A Missing Information Loss function for implicit feedback datasets
This addresses a common bias in recommender systems for large product catalogues, though it is an incremental improvement over existing methods.
The paper tackles the problem of latent factor models for recommender systems with implicit feedback incorrectly treating missing user-item interactions as negative feedback, which leads to zero preference recommendations for most items. The proposed Missing Information Loss (MIL) function forbids this treatment, achieving competitive ranking performance while reducing popular item recommendations by up to 20% and increasing long-tail recommendations by up to 50%.
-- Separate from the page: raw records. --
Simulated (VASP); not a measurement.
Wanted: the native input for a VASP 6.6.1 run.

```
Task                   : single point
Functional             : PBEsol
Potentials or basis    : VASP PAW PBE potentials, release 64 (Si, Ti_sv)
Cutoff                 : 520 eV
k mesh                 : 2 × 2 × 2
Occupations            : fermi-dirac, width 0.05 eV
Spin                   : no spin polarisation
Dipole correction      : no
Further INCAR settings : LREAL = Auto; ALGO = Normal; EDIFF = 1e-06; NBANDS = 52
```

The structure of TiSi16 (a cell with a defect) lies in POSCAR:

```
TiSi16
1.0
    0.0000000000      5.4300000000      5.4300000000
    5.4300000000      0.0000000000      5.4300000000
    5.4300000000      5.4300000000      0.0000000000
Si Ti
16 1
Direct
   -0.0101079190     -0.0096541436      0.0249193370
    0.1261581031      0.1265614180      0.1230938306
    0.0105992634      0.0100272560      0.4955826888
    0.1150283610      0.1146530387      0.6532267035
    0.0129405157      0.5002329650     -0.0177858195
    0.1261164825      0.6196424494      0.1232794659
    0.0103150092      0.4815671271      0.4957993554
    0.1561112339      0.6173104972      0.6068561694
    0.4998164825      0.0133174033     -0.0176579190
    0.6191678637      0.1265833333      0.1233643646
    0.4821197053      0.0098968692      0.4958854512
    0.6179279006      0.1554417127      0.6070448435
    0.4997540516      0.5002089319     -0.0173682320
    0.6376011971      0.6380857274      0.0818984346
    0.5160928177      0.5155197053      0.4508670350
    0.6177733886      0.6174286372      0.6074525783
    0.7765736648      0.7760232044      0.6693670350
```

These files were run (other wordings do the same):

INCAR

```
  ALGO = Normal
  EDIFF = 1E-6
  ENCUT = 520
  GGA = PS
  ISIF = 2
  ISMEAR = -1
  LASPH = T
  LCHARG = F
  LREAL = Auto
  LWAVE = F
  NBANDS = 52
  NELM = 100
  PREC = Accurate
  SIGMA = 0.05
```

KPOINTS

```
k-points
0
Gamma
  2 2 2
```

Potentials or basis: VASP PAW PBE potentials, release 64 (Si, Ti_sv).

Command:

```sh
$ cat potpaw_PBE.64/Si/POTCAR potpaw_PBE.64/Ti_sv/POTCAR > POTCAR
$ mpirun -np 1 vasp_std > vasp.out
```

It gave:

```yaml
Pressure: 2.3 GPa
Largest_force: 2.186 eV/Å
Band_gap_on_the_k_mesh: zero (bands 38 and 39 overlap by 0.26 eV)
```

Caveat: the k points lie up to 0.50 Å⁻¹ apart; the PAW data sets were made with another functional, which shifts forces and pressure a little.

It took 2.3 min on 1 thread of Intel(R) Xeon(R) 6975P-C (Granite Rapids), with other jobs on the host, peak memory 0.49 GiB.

Latent factor models for Recommender Systems with implicit feedback typically treat unobserved user-item interactions (i.e. missing information) as negative feedback. This is frequently done either through negative sampling (point--wise loss) or with a ranking loss function (pair-- or list--wise estimation). Since a zero preference recommendation is a valid solution for most common objective functions, regarding unknown values as actual zeros results in users having a zero preference recommendation for most of the available items. In this paper we propose a novel objective function, the \emph{Missing Information Loss} (MIL), that explicitly forbids treating unobserved user-item interactions as positive or negative feedback. We apply this loss to both traditional Matrix Factorization and user--based Denoising Autoencoder, and compare it with other established objective functions such as cross-entropy (both point- and pair-wise) or the recently proposed multinomial log-likelihood. MIL achieves competitive performance in ranking-aware metrics when applied to three datasets. Furthermore, we show that such a relevance in the recommendation is obtained while displaying popular items less frequently (up to a $20 \%$ decrease with respect to the best competing method). This debiasing from the recommendation of popular items favours the appearance of infrequent items (up to a $50 \%$ increase of long-tail recommendations), a valuable feature for Recommender Systems with a large catalogue of products.